The watched is Georg Dreyman, a playwright known for his ideological plays, and the only living East German playwright who is read in the West (the film being set in 1984). His plays express the possibility that people are capable of change - much to the contempt of the Minister for Culture, who doesn't believe they are. The corrupt Minister, who has designs on Dreyman's actress girlfriend, orders the Stasi (state security) to investigate him.

Enter the watcher: Stasi officer Gerd Wiesler. Wiesler leads a lonely, fairly meaningless existence, mirroring the feeling of East Berlin itself (as portrayed in the film). But Wiesler also has an idealist streak, in contrast to his more Machiavellian colleagues. This idealism doens't quite mesh with the corrupt system - and perhaps he has sensed this subconsciously for some time. The things he overhears when listening in on Dreyman finally convince him that the system is not what it claims to be, nor what he originally thought it was.

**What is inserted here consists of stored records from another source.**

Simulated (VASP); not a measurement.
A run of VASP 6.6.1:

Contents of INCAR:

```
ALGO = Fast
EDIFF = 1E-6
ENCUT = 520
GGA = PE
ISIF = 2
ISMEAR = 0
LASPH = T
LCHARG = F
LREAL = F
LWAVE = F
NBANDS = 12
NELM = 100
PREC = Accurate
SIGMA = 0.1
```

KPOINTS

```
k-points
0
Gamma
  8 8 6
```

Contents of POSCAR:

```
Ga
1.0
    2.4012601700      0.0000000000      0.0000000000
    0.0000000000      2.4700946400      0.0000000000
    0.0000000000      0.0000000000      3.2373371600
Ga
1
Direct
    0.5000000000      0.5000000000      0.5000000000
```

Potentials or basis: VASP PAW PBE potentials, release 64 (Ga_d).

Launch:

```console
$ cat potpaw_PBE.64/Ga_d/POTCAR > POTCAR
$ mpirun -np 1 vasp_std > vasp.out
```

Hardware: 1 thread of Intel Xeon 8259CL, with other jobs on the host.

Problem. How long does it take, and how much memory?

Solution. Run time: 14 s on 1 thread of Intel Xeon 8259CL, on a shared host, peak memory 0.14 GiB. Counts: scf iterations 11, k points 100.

'The Lives of Others' is certainly worth watching for the evocative historical atmosphere it creates. Worth noting, too, is the ending, set two years after the fall of the Berlin Wall. Dreyman attends a new version of one of his old plays in Berlin, and comes face to face with his old enemy the Culture Minister. The latter expresses his contempt for the new Germany, saying it gives people "nothing to believe in, nothing to rebel against".